Scarce `blue gold'

Published : Feb 13, 2004 00:00 IST

At the New Delhi session of the World Water Forum, experts and activists analyse the key components of the world's water problem, including the commodification of water by multinational companies.

BEFORE heading to the World Social Forum (WSF) in Mumbai, hundreds of `water warriors' from across the globe descended on New Delhi for the People's World Water Forum (PWWF). The Forum was created in response to the 3rd World Water Forum in Kyoto, Japan, last March, which failed to address the needs of developing countries and the billions of people across the world without access to basic water supply. The final Ministerial Declaration in Kyoto stated: "Water has to be treated primarily as an economic good, not only as a social good." A major source of controversy was the Camdessus Report 2003, which recommended that the solution to water financing in poorer nations was privatisation.

Water privatisation is a relatively new phenomenon. Scarcity in recent years has turned water from an ignored and abundant resource into an expensive commodity. "Water is now being increasingly referred to as the `blue gold' in analogy with crude oil, which is termed `black gold'," said the organisers of the PWWF. Nowhere is this more evident than in the booming bottled water industry, which charges premiums on water many hundred times over its original value.

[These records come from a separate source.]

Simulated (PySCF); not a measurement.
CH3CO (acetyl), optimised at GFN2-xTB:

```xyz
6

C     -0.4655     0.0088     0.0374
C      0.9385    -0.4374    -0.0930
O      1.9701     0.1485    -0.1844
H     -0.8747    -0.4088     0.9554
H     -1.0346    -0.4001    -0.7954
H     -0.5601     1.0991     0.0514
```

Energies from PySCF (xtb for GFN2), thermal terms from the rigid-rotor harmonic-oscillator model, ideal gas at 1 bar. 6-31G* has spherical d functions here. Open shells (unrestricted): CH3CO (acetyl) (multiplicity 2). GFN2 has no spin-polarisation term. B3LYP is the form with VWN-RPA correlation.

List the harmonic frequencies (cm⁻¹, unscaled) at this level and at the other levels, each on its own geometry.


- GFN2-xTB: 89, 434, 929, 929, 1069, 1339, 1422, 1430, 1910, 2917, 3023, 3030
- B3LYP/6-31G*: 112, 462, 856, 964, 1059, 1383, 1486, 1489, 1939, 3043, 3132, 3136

London-based Thames Water was among the first companies to get into public water supplies in the 1980s, and has since progressed from national to international player. To date 5 per cent of global water is in the hands of a few, mainly European, firms. The largest are French multinational companies (MNCs) Vivendi Universal and Suez, the company that is building the Sonia Vihar water treatment plant in Delhi.

The concern of water activists is that commodification of water by multinationals will lead to decreased local control of water supplies and denial of access to those least able to pay.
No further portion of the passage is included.